Ahead of its opening next month, new luxury hotel The Chancery Rosewood has announced five new restaurants and bars opening in the billion-pound property.
Inside the Grade II-listed former U.S. Embassy at Grosvenor Square will be a total of seven restaurants. Perhaps the most high profile of these is Carbone, the American-Italian celebrity haunt where regulars are said to include Taylor Swift, the Obamas, Beckhams and Kardashians, and Rihanna. It will welcome guests from mid-September.
Carbone, which opened first in New York in 2013 and held a Michelin star until 2022, now has locations in Las Vegas, Miami, Hong Kong and Riyadh. It serves “red sauce Italian” — lots of pasta, steaks and chops, plenty of seafood.

Alongside it, the hotel’s co-headliner is Tobi Masa, from sushi master Masayoshi Takayama. Masa, who left his dining room in Harrods earlier this month, is best known for his New York restaurant Masa, where menus begin at $750-a-head. The three-Michelin-star restaurant, which turned 21 this year, is considered one of America’s most coveted bookings. As with New York, Masa will lead a Japanese operation, featuring an omakase counter, a main dining room and a separate bar. According to Hot Dinners, the menu will feature “a Mayfair interpretation” of the NYC menu, including the likes of Peking duck tacos and a toro (tuna belly) tartare. Masa is expected to be in-situ, preparing food himself, at least for the launch. Like Carbone, it will open a little later in September, on the 16th.
The hotel’s third act topping the bill had previously been slated to be a reinterpretation of Le Caprice, by Richard Caring. However, the Standard understands this is unlikely to go ahead. Instead, a new project is expected to be announced in the coming months.

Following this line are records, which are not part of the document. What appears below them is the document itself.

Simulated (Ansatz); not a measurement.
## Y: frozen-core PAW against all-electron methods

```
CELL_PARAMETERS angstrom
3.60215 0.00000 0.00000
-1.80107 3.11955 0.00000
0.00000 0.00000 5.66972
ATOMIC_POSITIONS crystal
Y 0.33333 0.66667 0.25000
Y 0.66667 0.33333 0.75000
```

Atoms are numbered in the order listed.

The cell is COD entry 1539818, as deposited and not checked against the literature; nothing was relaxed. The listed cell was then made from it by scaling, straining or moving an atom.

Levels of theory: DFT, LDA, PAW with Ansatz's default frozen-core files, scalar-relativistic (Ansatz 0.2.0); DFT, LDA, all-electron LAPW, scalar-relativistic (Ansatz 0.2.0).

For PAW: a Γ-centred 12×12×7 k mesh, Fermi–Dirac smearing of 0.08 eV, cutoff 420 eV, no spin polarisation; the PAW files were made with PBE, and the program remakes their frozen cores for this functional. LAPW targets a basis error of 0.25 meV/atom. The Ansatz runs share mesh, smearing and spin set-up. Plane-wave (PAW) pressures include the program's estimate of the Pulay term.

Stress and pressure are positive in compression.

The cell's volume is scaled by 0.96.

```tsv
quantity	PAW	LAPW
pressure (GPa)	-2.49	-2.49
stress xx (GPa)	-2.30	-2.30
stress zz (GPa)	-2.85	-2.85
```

Elsewhere, former Berenjak executive chef Alex Povall, whose experience also includes Angela Hartnett’s Murano, will helm the kitchen at Serra, pictured at the top of this page. A southern Mediterranean restaurant, it will draw mostly on Greece and Italy — where its name translates as “greenhouse” — and is promising a relaxed menu designed for sharing, including bits like crudo and flatbreads. It will open for breakfast, lunch and supper and appears to be the hotel’s equivalent of a “house” restaurant; an upscale, Mediterranean brasserie.
Joining it will be the Eagle Bar, a rooftop bar with a terrace boasting views over the capital. This terrace features giant sculpture of an eagle. Leading it — the bar, not the eagle — will be Liana Oster, formerly of the NoMad London. Besides the cocktails — expected to be first rate; Oster is a talent — will be plenty of vinyl, as is presently the trend. The bar will have its own terrace, open from 5pm “til late.” Hopes are high for this: Scarfe’s bar in the Chancery’s sister hotel in the capital, Rosewood London, remains one of London’s very best spots for a cocktail.

The hotel will also have its own delicatessen, called GSQ. Open from 8am-8pm, it will serve the usual bits like coffee and freshly baked pastries, later moving on to salads and sandwiches. It will have its own outside space in Grosvenor Square.
Finally, the Chancery Rosewood will have a tearoom and dessert salon, called Jacqueline, run by top pâtisserie chef Marius Dufay. On offer will be various pastries from his “Flower Collection” — press material says it “captures ‘the flavour of the scent,’ with pastries inspired by single blooms and created using perfumery techniques”, make of that what you will — and a three-course afternoon tea. It will open from 11am until 11pm.
Serra, the Eagle Bar, GSQ and Jacqueline will all open when the hotel does, on September 1.